CUDA Profiler

Okay, so I’m trying to profile a kernel which really should be quite blazing fast… and having profiled it, the profiler agrees.

I see a GPU Time of 57-58 microseconds (very consistent), however a CPU time of 3 milliseconds… roughly 50x that of the GPU time…

So I’m quite concerned as to why it’s taking 3 milliseconds for the CPU to launch this kernel (not execute, remember - kernel launches are asynchronous).

This is running on a Fermi card, using 512 threads (single block) for the kernel, 2kb of shared memory… nothing special at all. In fact it uses less resources than chunkier kernels which have more GPU time, but less CPU time (~300 micro seconds).

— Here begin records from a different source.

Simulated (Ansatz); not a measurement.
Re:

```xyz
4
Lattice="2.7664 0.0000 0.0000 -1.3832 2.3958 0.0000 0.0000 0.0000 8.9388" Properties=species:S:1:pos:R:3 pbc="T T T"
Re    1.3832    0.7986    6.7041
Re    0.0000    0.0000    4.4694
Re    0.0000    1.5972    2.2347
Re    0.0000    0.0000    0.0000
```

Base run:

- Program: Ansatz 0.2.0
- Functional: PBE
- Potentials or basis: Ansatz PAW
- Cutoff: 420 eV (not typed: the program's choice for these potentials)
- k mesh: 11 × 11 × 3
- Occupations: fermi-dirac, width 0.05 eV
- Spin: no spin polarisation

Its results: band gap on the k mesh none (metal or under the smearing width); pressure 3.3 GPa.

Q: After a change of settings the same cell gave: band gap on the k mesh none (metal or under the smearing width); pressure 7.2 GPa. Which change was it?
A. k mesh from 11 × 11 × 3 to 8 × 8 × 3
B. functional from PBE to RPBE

I’m really confused here, and I need to fix this problem asap - as it’s bringing down the performance of our app dramatically (the 3ms “CPU Time” is almost the entire budget of our app each iteration - and this one simple kernel is using it all up) (!)

Okay, so I’m trying to profile a kernel which really should be quite blazing fast… and having profiled it, the profiler agrees.

I see a GPU Time of 57-58 microseconds (very consistent), however a CPU time of 3 milliseconds… roughly 50x that of the GPU time…

So I’m quite concerned as to why it’s taking 3 milliseconds for the CPU to launch this kernel (not execute, remember - kernel launches are asynchronous).

This is running on a Fermi card, using 512 threads (single block) for the kernel, 2kb of shared memory… nothing special at all. In fact it uses less resources than chunkier kernels which have more GPU time, but less CPU time (~300 micro seconds).

I’m really confused here, and I need to fix this problem asap - as it’s bringing down the performance of our app dramatically (the 3ms “CPU Time” is almost the entire budget of our app each iteration - and this one simple kernel is using it all up) (!)

Probably the fastest way would be to start with an empty (or only gmem write) kernel and gradually open the original code

lines in the kernel and try to identify what might cause this (mind the dead-code optimizer in this process)

hope it helps…

eyal

Probably the fastest way would be to start with an empty (or only gmem write) kernel and gradually open the original code

lines in the kernel and try to identify what might cause this (mind the dead-code optimizer in this process)

hope it helps…

eyal

When running the profiler, your kernel launches are synchronous as far as I remember, and I don think anything has changed in this respect.

When running the profiler, your kernel launches are synchronous as far as I remember, and I don think anything has changed in this respect.

Well I can confirm the 3ms CPU time outside of the profiler as well… using events and our own internal sub-millisecond-resolution timers. So it’s definitely a problem, both in and outside the profiler.

cuLaunchGridAsync(kernel, 1, 1, stream); // This line alone takes 3ms

=========================================================

I seem to have nailed down the performance issue to the shared memory atomics (atomicAdd(&iterator, 1)).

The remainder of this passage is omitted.